Domain name registrars are in a unique place when it comes to fighting malicious activity on the Internet. Because spammers tend to register many different domain names in the hope of evading antispam detection software, they can be very lucrative customers for the registrars. But registrars are also in the best position to wipe Web sites used by fraudsters off the Internet, because they can very easily remove fraudulent domains from their databases -- effectively dropping the scammer from the Internet.

Some registrars respond aggressively to reports of malicious activity within their domains, while others take more time, according to Garth Bruen. The point of the report is to highlight the registrars who could do more to clean up their act. "Because this has been a free-rein, profit-driven enterprise, the registrars have made up their own rules," he said.

At the top of KnujOn's list is Xinnet.com, a Chinese registrar that KnujOn linked to more than 3 million spam messages between June and January. Xinnet has so many problems that Bruen says that the organization that accredits domain name registrars, the Internet Corporation for Assigned Names and Numbers (ICANN), should threaten to pull its accreditation.

That's what happened to Estdomains, an Estonian registrar that was linked to organized crime in published reports. ICANN revoked Estdomains' accreditation on Oct. 28 last year.

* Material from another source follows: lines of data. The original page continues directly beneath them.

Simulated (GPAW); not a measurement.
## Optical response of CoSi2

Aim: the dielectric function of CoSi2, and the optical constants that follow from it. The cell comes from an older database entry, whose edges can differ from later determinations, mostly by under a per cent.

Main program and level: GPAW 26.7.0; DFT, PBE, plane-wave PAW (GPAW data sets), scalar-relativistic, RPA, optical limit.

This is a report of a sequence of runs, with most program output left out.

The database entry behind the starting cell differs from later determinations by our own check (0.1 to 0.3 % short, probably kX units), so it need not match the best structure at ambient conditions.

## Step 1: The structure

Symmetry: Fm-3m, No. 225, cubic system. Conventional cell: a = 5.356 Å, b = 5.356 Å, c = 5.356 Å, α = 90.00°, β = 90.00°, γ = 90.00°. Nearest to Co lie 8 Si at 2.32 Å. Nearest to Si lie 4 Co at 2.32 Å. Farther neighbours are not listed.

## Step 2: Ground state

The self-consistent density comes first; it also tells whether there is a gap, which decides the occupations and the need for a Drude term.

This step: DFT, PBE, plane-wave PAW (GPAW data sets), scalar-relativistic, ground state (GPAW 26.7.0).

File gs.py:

Two companies that were formerly on KnujOn's list, Beijing Innovative Networks and Joker, were issued warnings by ICANN and have since cleaned up their act, Bruen said in his report.

Being on KnujOn's list is "definitely embarrassing" for any company, but it shows that companies like Network Solutions could do a better job at kicking the spammers off their networks, said Richard Cox, chief information officer with Spamhaus, another antispam group. "They've got a very large volume [of domains]," he said of Network Solutions, adding that "they're not the easiest people to deal with."